Many researchers argue that the application of elaboration, categorization, and generation strategies are important for comprehension and thus memory performance (Anderson & Reder, 1979; Bransford, et al., 1982; Brown et al., 1983). However, the degree to which any of these strategies are successful in improving memory is influenced by the availability of relevant content knowledge (Chi, 1978). Nitsch (1977) showed when students study the same concept in varying contexts; they are better able to understand the concept in new situations. Research by Hatano & Inagaki (1986) also shows that experiencing varied contexts is important to the development of adaptive expertise. Adaptive expertise is characterized as procedural fluency complemented by explicit conceptual and principle understanding that allows people to adapt what they learn to widely varied situations.

3.5.4.Computers as Metacognitive Tools to Enhance Memory

A program developed by Bransford and his colleagues (Cognition and Technology Group at Vanderbilt, 2000) - the Knock Knock™ game, offers a promising example of using computers as metacognitive tools to enhance literacy and memory. Knock Knock™ helps children become aware of constraints on their own learning that they need to address in order to be successful with the game. For example, to achieve the best results children have to use broadly applicable memory strategies, such as rehearsal, organization, generation, categorization, and selective attention strategies. They also need to generate simple stories based on the letters they hear or read. The children will also develop knowledge about the specific content that they are learning - letters, sounds, and story writing. To facilitate metacognitive development, children are asked to estimate how well they will apply the letters to a variety of different situations and discuss their applications with peers. The discussions among peers and with teachers also offer students social support and help students recognize the usefulness of the strategies in helping them perform the memorization and application tasks. Knock Knock™ illustrates an approach of using computers to support recall and learning that should help students develop skills that are important for future success.

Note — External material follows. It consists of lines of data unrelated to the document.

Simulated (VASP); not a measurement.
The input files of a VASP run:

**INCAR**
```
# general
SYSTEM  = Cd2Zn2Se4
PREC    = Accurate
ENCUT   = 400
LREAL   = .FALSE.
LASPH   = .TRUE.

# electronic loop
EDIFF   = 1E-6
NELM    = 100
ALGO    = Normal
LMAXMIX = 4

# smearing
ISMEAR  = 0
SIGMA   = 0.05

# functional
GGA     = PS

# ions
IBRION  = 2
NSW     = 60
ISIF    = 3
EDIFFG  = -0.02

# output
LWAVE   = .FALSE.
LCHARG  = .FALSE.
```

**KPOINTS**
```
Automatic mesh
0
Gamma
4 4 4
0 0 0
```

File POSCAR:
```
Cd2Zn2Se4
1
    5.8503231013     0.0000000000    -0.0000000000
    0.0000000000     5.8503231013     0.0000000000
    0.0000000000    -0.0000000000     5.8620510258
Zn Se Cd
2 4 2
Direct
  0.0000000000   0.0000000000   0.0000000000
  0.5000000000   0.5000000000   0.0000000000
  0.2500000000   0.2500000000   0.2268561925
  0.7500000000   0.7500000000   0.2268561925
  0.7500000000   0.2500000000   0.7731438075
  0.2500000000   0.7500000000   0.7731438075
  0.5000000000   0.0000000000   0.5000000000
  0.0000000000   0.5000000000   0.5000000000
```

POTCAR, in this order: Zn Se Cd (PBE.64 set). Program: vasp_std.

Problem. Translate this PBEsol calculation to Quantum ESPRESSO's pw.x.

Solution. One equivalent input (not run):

3.5.5.Content and Domain Subject Learning: What Research Says

In this section, we examine issues concerning the importance of acquiring content knowledge of any given discipline from the perspective of adaptive expertise development. Hatano and his colleagues introduced the concept of adaptive expertise in relation to masters in using the abacus. They proposed that abacus masters should be termed routine experts if they have only developed procedural knowledge and skills about the abacus they learned. Whereas, adaptive experts understand the principles and concepts underlying the content and skills learned. He and his colleagues contrasted routine experts with adaptive experts, and asked the educationally relevant question of how “novices become adaptive experts – performing procedural skills efficiently, but also understanding the meaning and nature of their object.” (Hatano & Inagaki, 1986, pp. 262-263). Procedural knowledge is often only useful for limited types of problems and situations. Comprehending principles underlying problems and content learned enables people to flexibly apply this knowledge to various new situations (Hatano & Inagaki, 1986).

As such, adaptive experts usually verbalize the principles underlying one’s skills, judge conventional and non-conventional versions of skills as appropriate, and modify or invent skills according to local constraints. Wineburg (1998) and others (e.g., Bransford & Schwartz, 1999) have added to this list by pointing out that adaptive experts are also more prepared to learn from new situations and avoid the over-application of previously efficient schema (Hatano & Oura, 2003).

A second perspective Hatano and Inagaki suggested is that in stable environments, participation in one’s culture typically provides sufficient resources for learning and executing routine expertise. People have many pockets of routine expertise where they are highly efficient without a deep understanding of why. To develop adaptive expertise, people need to experience a sufficient degree of situational variability to support the possibility of adaptation. This variation can occur naturally, or people can actively experiment with their environments to produce the necessary variability. Hatano and Inagaki (1986) proposed three factors that influence whether people will engage in active experimentation.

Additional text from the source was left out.